Project tests alternative to sea rise protection along San Francisco Bay shoreline
On Thursday, April 9, construction started on a shoreline experiment that may help the Bay Area adapt to projected sea rise and extreme weather. Construction of the experimental levee is now complete, and Save the Bay initiated planting efforts on Nov. 1, 2015.
The Oro Loma horizontal levee project includes a wetland basin and a new type of levee known as a "horizontal levee." This wide, gently sloping wedge of gravel, mud and grasses mimics a historic wetland ecosystem that existed before settlement in the Bay Area.
Treated effluent from the Oro Loma facility will flow into the basin, be piped to the top of the horizontal levee, and flow through the soil to sustain native plants. This vegetation will provide wildlife habitat and remove nutrients that threaten water quality.
Most significantly, engineers see the horizontal levee as a natural buffer that can absorb storm surges and provide natural protection from flooding at a fraction of the cost of traditional levees. If successful, the approach could reduce the cost of typical flood response by half.
"If you can create a really wide rough levee, [covered with plants], it will slow waves down, and maybe you can actually build a smaller levee. Also, what we're building in these cases is not technically a levee, but a sloping terrace, or ramp, against a levee," said Peter Baye, coastal ecologist.

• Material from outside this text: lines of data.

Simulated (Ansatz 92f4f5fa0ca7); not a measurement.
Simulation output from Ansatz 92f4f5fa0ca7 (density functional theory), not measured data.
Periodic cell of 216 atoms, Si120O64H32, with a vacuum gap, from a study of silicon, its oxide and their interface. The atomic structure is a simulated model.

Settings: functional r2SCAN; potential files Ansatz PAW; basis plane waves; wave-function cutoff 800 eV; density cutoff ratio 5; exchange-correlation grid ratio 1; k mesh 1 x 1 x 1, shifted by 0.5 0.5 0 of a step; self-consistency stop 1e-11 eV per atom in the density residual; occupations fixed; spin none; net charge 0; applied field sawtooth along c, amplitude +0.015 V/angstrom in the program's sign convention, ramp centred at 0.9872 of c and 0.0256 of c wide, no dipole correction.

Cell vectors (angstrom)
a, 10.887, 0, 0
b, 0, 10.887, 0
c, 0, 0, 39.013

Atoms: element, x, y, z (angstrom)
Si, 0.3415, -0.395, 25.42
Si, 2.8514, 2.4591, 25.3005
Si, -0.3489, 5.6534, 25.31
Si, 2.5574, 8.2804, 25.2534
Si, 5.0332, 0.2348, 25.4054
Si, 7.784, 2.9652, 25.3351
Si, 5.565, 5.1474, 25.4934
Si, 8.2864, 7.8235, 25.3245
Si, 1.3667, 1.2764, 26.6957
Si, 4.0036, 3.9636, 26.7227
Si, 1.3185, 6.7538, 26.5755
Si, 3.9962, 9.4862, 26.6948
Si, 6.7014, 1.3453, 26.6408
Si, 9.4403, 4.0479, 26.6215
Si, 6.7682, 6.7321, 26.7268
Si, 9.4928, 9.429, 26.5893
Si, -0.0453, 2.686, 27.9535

Phase I of the project is now completed, and community volunteers mobilized by the regional environmental nonprofit group Save the Bay will plant more than 70,000 native plants in Nov./Dec. 2015.
Researchers at the University of California, Berkeley will lead the monitoring effort to quantify the effectiveness of the levee. The experient will provide a much-needed field test of how treated wastewater and these new kinds of levees can help address critical flood protection, water quality and wildlife habitat issues.